SD-WAN and SASE — SY0-701

WHAT IT IS

SD-WAN (Software-Defined Wide Area Network) is an approach to managing a wide area network — defined in NIST SP 800-215 — in which control and data planes are decoupled so that routing, traffic prioritization, and policy are driven by software rather than by per-device configuration. A WAN itself is "a physical or logical network that provides data communications to a larger number of independent users than are typically served by a local area network (LAN) and that is usually spread over a larger geographic area than that of a LAN" (NIST SP 800-82r3).

SASE (Secure Access Service Edge) is an architecture referenced in NIST SP 800-215 that converges wide-area networking capabilities with a comprehensive set of cloud-delivered security services — including a secure web gateway (SWG), cloud access security broker (CASB), and zero trust network access (ZTNA) — into a unified service delivered from the cloud rather than from on-premises appliances. Security inspection is co-located with the network fabric rather than backhauled to a data center.

Mental model

Picture two lineages that SASE merges:

• SD-WAN lineage: takes the WAN (connecting branch offices, data centers, and cloud workloads across geography) and makes it software-controlled, so traffic routing and policy can be centrally orchestrated.
• Cloud security lineage: takes the stack of security appliances that once sat at a corporate data-center perimeter — firewalls, proxies, access brokers — and delivers them as distributed cloud services.

SASE is the architectural answer to: what happens when the workforce is mobile, applications are in the cloud, and the old castle-and-moat perimeter no longer exists? It relocates both the WAN control plane and security inspection to wherever the user and cloud resource meet.

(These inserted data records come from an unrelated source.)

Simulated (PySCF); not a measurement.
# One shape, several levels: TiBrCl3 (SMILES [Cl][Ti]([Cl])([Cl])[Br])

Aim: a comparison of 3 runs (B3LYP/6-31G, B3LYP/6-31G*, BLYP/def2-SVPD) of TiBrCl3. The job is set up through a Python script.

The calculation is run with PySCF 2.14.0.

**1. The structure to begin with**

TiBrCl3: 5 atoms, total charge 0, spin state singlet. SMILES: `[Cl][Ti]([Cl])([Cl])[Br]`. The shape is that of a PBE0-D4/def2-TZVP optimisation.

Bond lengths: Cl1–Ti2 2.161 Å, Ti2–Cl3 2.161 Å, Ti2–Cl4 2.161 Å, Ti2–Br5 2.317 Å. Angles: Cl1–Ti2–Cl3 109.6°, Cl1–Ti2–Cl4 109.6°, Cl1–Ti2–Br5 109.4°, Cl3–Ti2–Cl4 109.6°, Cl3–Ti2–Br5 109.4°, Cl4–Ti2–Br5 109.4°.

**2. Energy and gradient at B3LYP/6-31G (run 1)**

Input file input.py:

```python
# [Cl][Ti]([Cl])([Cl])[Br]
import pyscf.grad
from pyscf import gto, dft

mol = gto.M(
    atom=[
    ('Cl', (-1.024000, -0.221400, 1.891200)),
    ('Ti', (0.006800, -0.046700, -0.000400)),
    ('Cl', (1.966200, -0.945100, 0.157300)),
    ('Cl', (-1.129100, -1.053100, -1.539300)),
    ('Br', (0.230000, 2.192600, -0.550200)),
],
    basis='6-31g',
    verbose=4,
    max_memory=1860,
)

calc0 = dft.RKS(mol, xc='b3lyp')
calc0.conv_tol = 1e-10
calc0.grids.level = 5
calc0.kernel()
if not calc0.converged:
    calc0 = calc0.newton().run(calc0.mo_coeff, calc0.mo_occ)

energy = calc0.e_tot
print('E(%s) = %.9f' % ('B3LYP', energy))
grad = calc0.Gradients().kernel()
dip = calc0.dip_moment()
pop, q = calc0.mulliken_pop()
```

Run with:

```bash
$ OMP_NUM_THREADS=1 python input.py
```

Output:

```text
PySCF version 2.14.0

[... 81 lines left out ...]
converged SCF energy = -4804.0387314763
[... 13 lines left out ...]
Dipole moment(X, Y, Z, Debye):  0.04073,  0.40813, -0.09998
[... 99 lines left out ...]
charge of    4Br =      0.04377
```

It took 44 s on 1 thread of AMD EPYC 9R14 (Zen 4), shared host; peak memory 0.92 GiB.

Zero trust is the policy philosophy underneath. NIST SP 800-207 defines zero trust as "a collection of concepts and ideas designed to minimize uncertainty in enforcing accurate, least privilege per-request access decisions in information systems and services in the face of a network viewed as compromised." SASE provides a delivery model that makes zero trust enforcement feasible at the edge.

When to use it

Scenario	SD-WAN alone	SASE
Connect branch offices over commodity internet	Yes — SD-WAN optimizes transport across multiple underlay links	Yes — SASE includes SD-WAN capabilities plus integrated security
Enforce security policy for remote/mobile users who never reach a branch	Limited — SD-WAN is primarily a branch/site technology	Yes — SASE security services follow user identity regardless of location
Replace legacy MPLS with more flexible transport	Yes — primary SD-WAN use case	Yes — SASE inherits this
Enforce per-request least-privilege access to SaaS apps	No — SD-WAN does not perform identity-aware access brokering	Yes — ZTNA and CASB components within SASE address this
Traditional hub-and-spoke VPN with on-prem firewall inspection	No — this is the legacy model SD-WAN and SASE are contrasted against	No — SASE distributes inspection to the cloud edge

A VPN, per NIST SP 800-77r1, is "a virtual network built on top of existing networks that can provide a secure communications mechanism for data and IP information transmitted between networks." A VPN creates an encrypted tunnel but does not by itself apply identity-aware, per-request policy or deliver cloud-native security services — that gap is what SASE addresses.

COMMON MISCONCEPTION

The trap: SASE = SD-WAN with encryption bolted on.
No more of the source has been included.